7 Nevada Day Trips
(Last Updated On: March 22, 2022)

Traveling outside of Las Vegas and Reno, you might get the idea that everything else in Nevada is out of the way. And that might be true, especially when you look over this list of 7 Nevada Day Trips. If you’re looking to get away from manufactured tourism and explore the Sagebrush State from a different perspective, this list is for you.

1. Fly Ranch

The 3,800-acre ranch is located in Nevada’s Hualapai Geothermal Flats and supports three magnificent geysers resulting from well drilling. The first began to form in 1916 after attempts to bring agriculture to the area through well-drilling. The water supplied by the geyser was both too hot and mineral-rich and began to form colorful cones. Two other geysers were created from similar attempts. In 2016, Burning Man purchased the land and private nature walks can be scheduled to see the geysers and hot springs.

2. Tonopah, Nevada

Located smack dab between Reno and Las Vegas, Tonopah honors Nevada’s mining history. Explore the Old Cemetery and Tonopah Historic Mining Park. As you meander around town, take in the many murals that decorate historic walls and depict the history of the town and the nation. Not far from the cemetery you can visit the Clown Museum located in the Mizpah Hotel. At night, be sure to gaze up at the night sky. You’ll see more stars than ever before!

3. Rhyolite Ghost Town & Beatty, Nevada

Up the road from Tonopah, stop to visit Rhyolite. The town became a victim of the boom and bust era of silver mining and eventually became a dusty, lonely ghost town. One of the most interesting remains is the house completely made from glass bottles and is no longer in Rhyolite but in the neighboring town of Beatty. Beatty is also home to the Goldwell Open Air Museum where you will find several permanent outdoor art displays. Beatty also boasts Death Valley Nut and Candy, the largest candy store in the United States.

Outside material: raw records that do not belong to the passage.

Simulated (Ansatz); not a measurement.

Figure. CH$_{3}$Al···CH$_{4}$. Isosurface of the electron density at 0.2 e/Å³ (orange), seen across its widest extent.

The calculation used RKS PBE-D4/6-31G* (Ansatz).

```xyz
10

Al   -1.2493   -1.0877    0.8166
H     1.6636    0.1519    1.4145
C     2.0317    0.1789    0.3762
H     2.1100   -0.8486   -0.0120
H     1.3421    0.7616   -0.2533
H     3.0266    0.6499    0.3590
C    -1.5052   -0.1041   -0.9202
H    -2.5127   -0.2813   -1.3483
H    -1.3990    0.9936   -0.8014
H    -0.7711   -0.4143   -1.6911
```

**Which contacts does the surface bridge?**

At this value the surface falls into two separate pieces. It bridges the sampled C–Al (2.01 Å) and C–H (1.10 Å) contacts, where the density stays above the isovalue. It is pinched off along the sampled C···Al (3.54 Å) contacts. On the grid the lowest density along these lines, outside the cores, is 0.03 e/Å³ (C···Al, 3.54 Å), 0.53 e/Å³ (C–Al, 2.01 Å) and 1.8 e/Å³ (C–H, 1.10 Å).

4. Route 50 – Loneliest Road in America

U.S. Route 50 crosses some of the most barren landscapes in Nevada and earned the title “Loneliest Road in America.” Along Route 50 you’ll encounter remnants of the Sand Springs Pony Express Station, several wildlife areas including Lahontan State Recreation Area, Stillwater National Wildlife Refuge, Mt. Hamilton, and Great Basin National Park, and other historic locations such as Nevada Northern Railway National Historic Landmark. The highway also connects Carson City, Austin (home to the Paradise Ranch Castle B&B), Eureka, Ely, and Baker, Nevada. If you’re looking for a coast-to-coast trip, U.S. Route 50 connects California and Maryland with some desolate spots on the trail’s western half.

5. Ward Charcoal Ovens State Historic Park

One of the most notable stops along Route 50 is Ward Charcoal Ovens State Historic Park. Nestled in the Egan Mountain Range, six beehive-shaped charcoal ovens remain from the silver mining era. The park is also host to camping, hiking, and fishing.

6. Metropolis Ghost Town

Just outside of Wells, Nevada, this ghost town began as a shining beacon of hope in the early part of the 20th century. The Pacific Reclamation Company began developing plans for an agricultural community through irrigation called Metropolis. Even the name of the town suggests a thriving, vibrant community. The expectation of a true metropolis in the northeastern part of the state seemed more than possible as streets were graded and businesses were built. A school and post office seemed to be a mark of a bustling and growing town. However, lawsuits regarding the diversion of water from other communities created issues for investors and farmers alike. As a result, explorers can find many remnants of the town and no residents.

7. Valley of Fire State Park

Overton, Nevada is located just outside Valley of Fire State Park. Drive through or hike in Nevada’s oldest state park and take in the sandstone and red rock scenery. The wind-carved red rock formations give the park its name. Some of the most unique formations are located the Beehives and Atlatl Rock petroglyphs. When you return to Overton, be sure to check out the Lost City Museum.